Revised Trumbull schools budget now poses 4.35% increase

TRUMBULL — Higher than expected health insurance costs and attempts to comply with recommendations contained in an operational review added about $400,000 to the school system’s 2021-22 budget request.

Superintendent Martin Semmel and business administrator Paul Hendrickson explained the reasons for the increase at last week’s Board of Education meeting. The board is scheduled to vote on the request, and if approved, submit it to First Selectman Vicki Tesoro Feb. 9.

“$113 million is a lot of money, and you want to make sure you spend it correctly,” Semmel said.

The additional $400,000 brings the school system’s budget request to $113.76 million, an increase of about 4.35 percent or $4.3 million more than the current budget.

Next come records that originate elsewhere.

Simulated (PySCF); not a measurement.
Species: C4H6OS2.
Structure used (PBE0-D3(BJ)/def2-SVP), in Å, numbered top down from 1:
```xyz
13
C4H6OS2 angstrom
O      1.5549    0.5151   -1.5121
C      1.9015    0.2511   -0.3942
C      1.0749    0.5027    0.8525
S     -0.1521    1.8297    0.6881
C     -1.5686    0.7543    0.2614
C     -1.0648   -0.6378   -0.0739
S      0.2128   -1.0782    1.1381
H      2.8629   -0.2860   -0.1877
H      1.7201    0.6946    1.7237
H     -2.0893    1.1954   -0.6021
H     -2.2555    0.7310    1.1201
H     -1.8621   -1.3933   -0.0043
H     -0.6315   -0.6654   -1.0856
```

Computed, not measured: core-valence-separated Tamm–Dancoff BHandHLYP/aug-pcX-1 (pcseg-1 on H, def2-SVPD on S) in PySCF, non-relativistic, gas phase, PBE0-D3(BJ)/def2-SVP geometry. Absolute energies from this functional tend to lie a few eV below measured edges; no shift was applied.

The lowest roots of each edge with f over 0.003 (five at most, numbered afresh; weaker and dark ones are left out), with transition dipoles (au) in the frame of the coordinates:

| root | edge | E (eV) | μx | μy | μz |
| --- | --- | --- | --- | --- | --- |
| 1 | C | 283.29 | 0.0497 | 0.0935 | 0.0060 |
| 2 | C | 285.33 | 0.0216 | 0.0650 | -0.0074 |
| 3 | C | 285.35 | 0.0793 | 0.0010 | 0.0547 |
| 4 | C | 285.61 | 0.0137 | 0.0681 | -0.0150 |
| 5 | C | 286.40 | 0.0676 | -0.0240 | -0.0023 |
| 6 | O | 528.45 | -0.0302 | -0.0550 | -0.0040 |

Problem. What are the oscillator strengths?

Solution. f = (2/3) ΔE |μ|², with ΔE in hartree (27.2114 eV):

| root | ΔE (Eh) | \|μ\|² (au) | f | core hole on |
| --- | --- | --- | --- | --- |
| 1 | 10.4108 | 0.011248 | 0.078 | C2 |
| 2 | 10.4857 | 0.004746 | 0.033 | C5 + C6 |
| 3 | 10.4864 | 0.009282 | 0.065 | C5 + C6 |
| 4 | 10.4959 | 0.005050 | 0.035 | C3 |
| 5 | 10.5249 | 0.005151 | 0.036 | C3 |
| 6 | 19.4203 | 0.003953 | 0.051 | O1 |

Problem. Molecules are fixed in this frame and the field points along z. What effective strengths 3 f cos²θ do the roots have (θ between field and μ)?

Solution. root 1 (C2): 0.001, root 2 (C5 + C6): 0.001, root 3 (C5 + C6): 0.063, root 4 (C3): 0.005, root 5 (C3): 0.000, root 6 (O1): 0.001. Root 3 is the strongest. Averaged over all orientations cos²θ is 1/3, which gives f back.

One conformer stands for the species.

According to Hendrickson, the bulk of the increase comes from the rising cost of projected health care expenses. The cost increase, which had been estimated at about 6 percent, is actually closer to 8 percent, he said. That accounts for $297,000.

The rest of the increase includes $80,000 for salary and benefits for an additional person in the school’s business office to serve as a backup in compiling the weekly payroll and some other functions. The district also added funds to pay for a facilitator for the planned social justice program ($20,000) and corrected a decimal error in Semmel’s professional services expense account, which was originally budgeted at $2,400 when it should have been $24,000.

Discussion among board members centered on the recently released operational review of the school system that included criticism of the financial practices of the previous administration. Board member Michael Ward asked whether any of the review’s recommendations had been addressed in next year’s budget.

Hendrickson confirmed the payroll backup person was a result of the review. In addition, the review listed the annual licensing fees for NOVAtime employee management software that that the schools had never used. The software cost more than $50,000 each year, and Hendrickson said he had negotiated a lower rate and had begun implementing the software.

NOVAtime includes, among other things, digital timecards and vacation and other assorted time-off tracking. The school system has been doing all of that by hand, which is a time-consuming process, Hendrickson said.

“Hopefully, this will ease the workload on people in the business office and they can concentrate on other, more important things,” he said.

Board member Marie Petitti questioned whether teachers would be required to punch a time clock, arguing that such a requirement “would be an insult.”

Fellow board member Tim Gallo, who is a teacher in another district and is familiar with the system, confirmed that teachers would not have to keep track of the time they spend lesson planning or doing other work outside of school hours.

“It’s still the same group of people clocking in, but just done in much more efficient ways,” he said. “People not currently punching a time clock are not going to start punching a time clock. This just replaces time sheets with a digital system.”

Board Chairman Lucinda Timpanelli, eyeing the annual cost, asked whether the increased efficiency was worth the price tag. Hendrickson said it was worth it.

“We pay 1,000 people biweekly, and on a weekly basis we pay another 400,” he said. “So if you have that many time sheets, the frustration and workload for things that can be accomplished more easily ... this makes it well worth it.”

Scot Kerr ended the discussion by asking for more information on the district’s paper and postage costs. Over the past three years, the district has spent an average of $291,592 on copying and paper, and another $45,000 annually on postage.

“The number just stuns me. What are we mailing?” he asked. “There should be savings when we’ve invested what we have (in technology).”

Semmel replied that he was not certain what the district had mailed last year, but had confirmed the amount.

“It’s something we can look into, we’re mailing things that should be emailed,” he said. “I don’t know enough about where all the postage goes, but it certainly is being spent.”